By 2025, agricultural productivity is going to drop by 68% in over 1/3rd of the country’s districts that are under water stress in all likelihood. This is significant as agriculture constitutes 20.2% to India’s GDP & employs around 50% of the nation’s labour force. Thus, there’s a pressing need to arrest this situation. But before exploring the possible solutions, the root cause of this manmade crisis needs to be understood.
Projected water demand in India in 2050
|Sector||Water demand in billion cubic meter as per the Ministry of Water Resourses|
Green revolution, subsidies and India’s virtual water trade
Within the first two decades of its infancy as an independent nation, India embraced the Nehruvian vision of rapid industrialisation being the most effective way to win the battle against mass poverty. This focus on industrialization coupled with weather-induced vagaries, led to a massive food crisis in the mid-1960s. While India received food assistance from the United States government’s Public Law 480 food aid program, it saw this sceptically as a threat to its long-term sovereign interests. This paved way for the advent of Green Revolution in India. Within a decade or so, India transformed itself from food scarcity to food security, with farmers in Punjab and Haryana particularly gaining from the move. In addition, support from the Indian state has helped India cement its position as a leading agricultural exporter.

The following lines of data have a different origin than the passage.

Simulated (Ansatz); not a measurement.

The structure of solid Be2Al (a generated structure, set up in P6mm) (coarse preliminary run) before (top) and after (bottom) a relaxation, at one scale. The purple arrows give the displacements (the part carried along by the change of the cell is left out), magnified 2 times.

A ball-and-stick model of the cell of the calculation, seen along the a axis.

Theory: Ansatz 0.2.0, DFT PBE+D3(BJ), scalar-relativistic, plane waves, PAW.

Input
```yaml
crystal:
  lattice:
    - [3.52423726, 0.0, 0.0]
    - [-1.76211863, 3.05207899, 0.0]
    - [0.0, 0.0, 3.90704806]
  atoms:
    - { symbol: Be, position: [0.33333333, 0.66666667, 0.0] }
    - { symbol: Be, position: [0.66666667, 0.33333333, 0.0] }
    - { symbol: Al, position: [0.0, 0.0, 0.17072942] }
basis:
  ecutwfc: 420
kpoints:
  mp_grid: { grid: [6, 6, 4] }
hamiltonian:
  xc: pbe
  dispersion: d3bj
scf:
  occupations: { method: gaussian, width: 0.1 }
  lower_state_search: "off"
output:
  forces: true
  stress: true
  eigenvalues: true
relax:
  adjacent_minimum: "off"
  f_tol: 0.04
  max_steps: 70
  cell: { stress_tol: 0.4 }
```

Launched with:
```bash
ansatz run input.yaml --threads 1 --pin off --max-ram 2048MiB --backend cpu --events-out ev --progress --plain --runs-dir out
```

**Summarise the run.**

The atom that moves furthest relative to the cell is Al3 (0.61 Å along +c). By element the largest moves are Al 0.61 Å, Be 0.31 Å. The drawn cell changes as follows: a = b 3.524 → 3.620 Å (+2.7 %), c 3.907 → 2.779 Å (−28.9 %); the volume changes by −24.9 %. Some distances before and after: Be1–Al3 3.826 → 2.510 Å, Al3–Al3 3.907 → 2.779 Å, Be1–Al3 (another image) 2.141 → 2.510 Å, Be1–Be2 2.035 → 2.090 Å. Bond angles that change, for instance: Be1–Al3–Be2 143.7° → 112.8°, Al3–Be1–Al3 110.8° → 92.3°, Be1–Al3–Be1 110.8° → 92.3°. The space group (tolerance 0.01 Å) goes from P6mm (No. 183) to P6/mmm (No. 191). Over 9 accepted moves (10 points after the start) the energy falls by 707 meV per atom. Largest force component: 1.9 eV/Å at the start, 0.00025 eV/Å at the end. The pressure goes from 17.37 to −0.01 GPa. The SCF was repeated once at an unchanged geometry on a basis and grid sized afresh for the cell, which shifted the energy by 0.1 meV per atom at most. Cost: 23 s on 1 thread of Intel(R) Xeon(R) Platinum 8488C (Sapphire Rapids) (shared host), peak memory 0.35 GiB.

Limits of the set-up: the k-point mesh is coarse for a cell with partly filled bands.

There are 23 agricultural commodities listed by the central government under the minimum support price (MSP) currently. However, when the concept was mooted, it was to incentivize Punjab’s farmers to use the dwarf ‘miracle’ wheat varieties and later rice varieties. In the ensuing years, a lot of farmers took to the heavy chemical fertilizer-centric cultivation of these 2 crops, as rice and wheat fetched relatively more assured incomes. This eventually led to both soil degradation and groundwater depletion. Further, until recently, India was offering export subsidies to the sugar industry.
Another well-intentioned move of the Indian government, which has led to unintended consequences, is power subsidies for pumping groundwater (eg: Uttar Pradesh, Punjab, Haryana & West Bengal). The table below shows the power supply to the agricultural sector during January 2021. It indicates that a lot of states, such as Delhi, UP, and West Bengal are allowing farmers access to electricity for almost 75% of the day. These are leading to the depletion of aquifers in stressed areas. It notes that numerous states affected by depletion of groundwater provide free or heavily subsidized power (including solar pumps) for pumping groundwater for irrigated agriculture.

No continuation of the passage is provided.